Haute couture is a license to be ugly, oh, I’m sorry, unique. Haute couture, by design, is fancy, frivolous, decadent and made-to-order. To quote from a source that would make my former professors redden in fury, Wikipedia puts it thusly:
Haute couture refers to the creation of exclusive custom-fitted clothing. Haute couture is made to order for a specific customer, and it is usually made from high-quality, expensive fabric and sewn with extreme attention to detail and finished by the most experienced and capable seamstresses, often using time-consuming, hand-executed techniques. “Couture” means dressmaking, sewing, or needlework and is also used as a common abbreviation of haute couture and refers to the same thing in spirit. “Haute” means elegant or high. An haute couture garment is made specifically for the wearer’s measurements and body stance.

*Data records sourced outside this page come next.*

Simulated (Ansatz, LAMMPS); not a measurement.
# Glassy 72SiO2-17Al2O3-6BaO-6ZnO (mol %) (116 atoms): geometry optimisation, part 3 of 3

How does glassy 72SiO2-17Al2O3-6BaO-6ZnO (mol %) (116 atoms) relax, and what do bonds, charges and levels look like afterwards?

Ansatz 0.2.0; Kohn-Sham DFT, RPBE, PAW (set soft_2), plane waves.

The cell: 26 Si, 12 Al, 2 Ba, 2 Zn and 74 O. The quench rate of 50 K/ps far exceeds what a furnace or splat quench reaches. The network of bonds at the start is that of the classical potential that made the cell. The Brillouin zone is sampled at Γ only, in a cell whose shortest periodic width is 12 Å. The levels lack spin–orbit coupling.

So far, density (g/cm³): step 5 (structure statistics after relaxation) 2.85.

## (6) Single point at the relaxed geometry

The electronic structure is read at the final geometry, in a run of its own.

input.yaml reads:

Couture houses tend to be huge, huge names and cater to the hefty 1%, because that’s all who could afford even looking at one of the creations. Chambre Syndicale de la Haute Couture has to bless the fashion house with the right to use the haute couture title, and it’s really supposed to be the crème de la crème of their entire line. It’s sort of like the cherry on top of the sundae, the sherry glaze on top of the whatever sherry glaze goes on top of, the crunchy and caramel part of a crème brûlée, you get the picture. For the most part, the houses really do make gorgeous pieces that make hearts go pitter patter and make imaginations go hubba hubba (if only because normal peons like myself would never be able to wear a couture gown and feel like royalty, which is what I imagine putting on a couture gown would feel like), but sometimes, it’s less cream of the crop and more cream of the crap. Since there are so many people out there gushing about the gorgeous designs of fashion houses, I’ll try to make it less about my tastes and my gushing (though there will be a lot of that), and more about the possibly rhetorical question of “who the hell would buy this?”
I know that Dior under Raf is such a hot button of controversy, but I personally really like the revival of classic silhouettes from different eras of Dior mixed with Raf’s own touches. Sure, the collection was certainly not without really fugly outfits (see: one, two, and especially three—that last one nearly ruined the whole collection for me), though overall I thought it was a charming take on vintage pieces that made me grin, like I was looking through a vintage Vogue issue. I love Raf for Dior. So there.
This line has not introduced a new concept since I’ve started paying attention to fashion, but holy shit is it always freaking gorgeous. Lacy and frilly and sparkly and elegant. Always. Sure, some might find it a little boring because of it, however, there is something to staying in the safe zone when it works. They always shift the color palette to be on-trend, they add and subtract sequins based on how fabulous they’re feeling in the preparation months, they’re just good at what they do.
Gimme gimme gimme. I love this collection so much. It’s pretty, luxurious, wearable and I think I’ll be looking for affordable knockoffs of that gorgeous draping and giant nature-inspired necklaces. Dreamy, feminine, playful and fresh. Beautiful.
I call this: Scarlett O’Hara discovers her sexuality and it’s so incredibly unwearable, if incredibly unwearable is synonymous with incredibly awesome. I also read that the Django Unchained soundtrack was playing during the show, which is kinda badass…but again, so unwearable. Sigh.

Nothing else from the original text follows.